Section: New Results

Optimal control of PDEs

Optimal Control of an Age-Structured System with State Constraints

In [10] we study an optimal control problem with state constraints where the state is given by an age-structured, abstract parabolic differential equation. We prove the existence and uniqueness of solution for the state equation and provide first and second parabolic estimates. We analyze the differentiability of the cost function and, based on the general theory of Lagrange multipliers, we give a first order optimality condition. We also define and analyze the regularity of the costate. Finally, we present a pregnancy model, where two coupled age-structured equations are involved, and we apply the obtained results to this case.

Feedback laws

The articles [4], [5], [6], co-written by L. Pfeiffer in the framework of his former position at the University of Graz, deal with the computation of feedback laws for stabilization problems of PDE systems. These problems are formulated as infinite-horizon optimal control problems.

In [5], we prove that the value function associated with bilinear stabilization problems (including some control problems of the Fokker-Planck equation) can be expanded as a Taylor expansion, where the second-order term is the solution to an algebraic Riccati equation and where the terms of order three and more are solutions to well-posed linear equations. These equations are obtained by successive differentiation of the HJB equation. A polynomial feedback law can be deduced from the Taylor approximation and its efficiency is analyzed. This approach generalizes the classical LQR-stabilization method.
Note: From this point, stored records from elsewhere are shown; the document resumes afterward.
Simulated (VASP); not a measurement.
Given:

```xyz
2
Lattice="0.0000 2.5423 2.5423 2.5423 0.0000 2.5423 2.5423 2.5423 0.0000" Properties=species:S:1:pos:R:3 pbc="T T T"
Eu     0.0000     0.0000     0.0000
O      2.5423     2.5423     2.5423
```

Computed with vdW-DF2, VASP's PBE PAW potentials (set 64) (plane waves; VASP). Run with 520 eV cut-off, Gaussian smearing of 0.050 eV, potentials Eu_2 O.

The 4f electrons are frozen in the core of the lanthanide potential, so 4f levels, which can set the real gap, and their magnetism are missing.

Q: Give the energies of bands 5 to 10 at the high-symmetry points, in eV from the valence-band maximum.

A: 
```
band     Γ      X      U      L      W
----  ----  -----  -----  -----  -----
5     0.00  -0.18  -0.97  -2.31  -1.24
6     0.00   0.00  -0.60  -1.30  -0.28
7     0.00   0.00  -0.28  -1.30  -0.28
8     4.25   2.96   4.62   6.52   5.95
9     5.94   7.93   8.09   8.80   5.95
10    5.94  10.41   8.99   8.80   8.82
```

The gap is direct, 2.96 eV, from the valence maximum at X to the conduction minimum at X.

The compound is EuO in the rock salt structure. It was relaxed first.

In [4], we apply the methodology previously described to a stabilization problem of the 2D Navier-Stokes equation. Numerical results are provided.

In [6], we analyze an implementation of the Receding-Horizon Control method utilizing the Taylor expansion of the value function as a terminal cost. More precisely, we show that the method converges at an exponential rate with respect to the prediction horizon and the degree of the Taylor approximation.